Is this discussion really limited to 4e or should it be widened to running non-combat sessions in any edition?
I posted it in the 4e forum because I'm a 4e GM, and Chris Perkins was posting about 4e games, and 4e is, at least in my view, an RPG that makes
combat as a means of conflict resolution fairly central to the game. (I've italicised the whole of that phrase deliberately - I think 4e is best for running
meaningful combats, where the stakes are something other than just win/lose.)
I'm happy for it to be about other editions/games, but for some of them the question is less salient. Gygax's AD&D, for example, focuses less on combat than on treasure-recovery, as the main site of conflict and achievement; and Classic Traveller could easily be a game full of combatless sessions.

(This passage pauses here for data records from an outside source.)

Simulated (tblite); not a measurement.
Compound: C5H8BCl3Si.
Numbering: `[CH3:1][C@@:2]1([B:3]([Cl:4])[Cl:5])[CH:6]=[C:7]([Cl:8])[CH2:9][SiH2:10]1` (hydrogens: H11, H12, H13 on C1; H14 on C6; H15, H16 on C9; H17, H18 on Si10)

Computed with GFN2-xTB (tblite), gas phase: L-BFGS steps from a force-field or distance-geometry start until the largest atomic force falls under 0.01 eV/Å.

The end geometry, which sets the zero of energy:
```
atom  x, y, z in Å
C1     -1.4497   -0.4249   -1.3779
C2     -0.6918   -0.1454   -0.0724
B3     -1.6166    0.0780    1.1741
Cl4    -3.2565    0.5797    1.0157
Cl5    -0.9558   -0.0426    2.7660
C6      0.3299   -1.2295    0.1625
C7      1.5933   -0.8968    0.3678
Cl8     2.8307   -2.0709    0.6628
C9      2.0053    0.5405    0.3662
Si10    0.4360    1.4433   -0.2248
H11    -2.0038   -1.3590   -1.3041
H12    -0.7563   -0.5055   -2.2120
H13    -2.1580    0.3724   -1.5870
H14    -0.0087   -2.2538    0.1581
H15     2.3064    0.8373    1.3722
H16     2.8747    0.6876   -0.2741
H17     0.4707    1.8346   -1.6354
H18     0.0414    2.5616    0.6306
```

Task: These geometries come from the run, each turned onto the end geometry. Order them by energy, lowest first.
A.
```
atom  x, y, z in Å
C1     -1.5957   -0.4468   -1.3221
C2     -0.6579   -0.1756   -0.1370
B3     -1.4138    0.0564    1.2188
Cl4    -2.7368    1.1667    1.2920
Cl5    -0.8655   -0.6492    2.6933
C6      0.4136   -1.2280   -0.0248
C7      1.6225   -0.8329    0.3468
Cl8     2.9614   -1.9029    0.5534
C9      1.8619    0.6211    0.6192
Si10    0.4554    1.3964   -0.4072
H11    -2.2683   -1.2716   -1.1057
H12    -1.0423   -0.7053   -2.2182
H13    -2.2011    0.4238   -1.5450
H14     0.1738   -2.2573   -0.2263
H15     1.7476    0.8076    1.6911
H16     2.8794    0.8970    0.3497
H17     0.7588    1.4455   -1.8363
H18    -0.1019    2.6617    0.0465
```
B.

I played in one tonight, and while the roleplay opportunities were a nice change of pace overall (usually this is a two-battles-a-night game), it got to be a trifle on the dull side after three hours of talking in character.
A non-combat session isn't there to waste time with nothing more than improv characterization. It's there to learn vital clues, advance important relationships and persuade NPCs (by means fair or foul) to do what you want.
I'm with KidSnide on this one. Non-combat doesn't just mean "talking in character". Most of my players don't do very much of that, and the non-combat session I described didn't differ in that respect. There was planning, discussions of who was doing what in the various skill challenges, the back-and-forth of the exploration, etc. Even in social interactions, like the social skill chalenge, meeting the dwarven smith, and meeting the patriarch in the parade, the players use indirect as much as direct speech - describing what they do and say, as well as (sometimes) actually doing or saying it.
As GM, I think I use more direct speech than anyone else at the table, even when that requires hamming it up or raising my voice a bit, because I take part of my job being to create some atmosphere - especially in a social scene.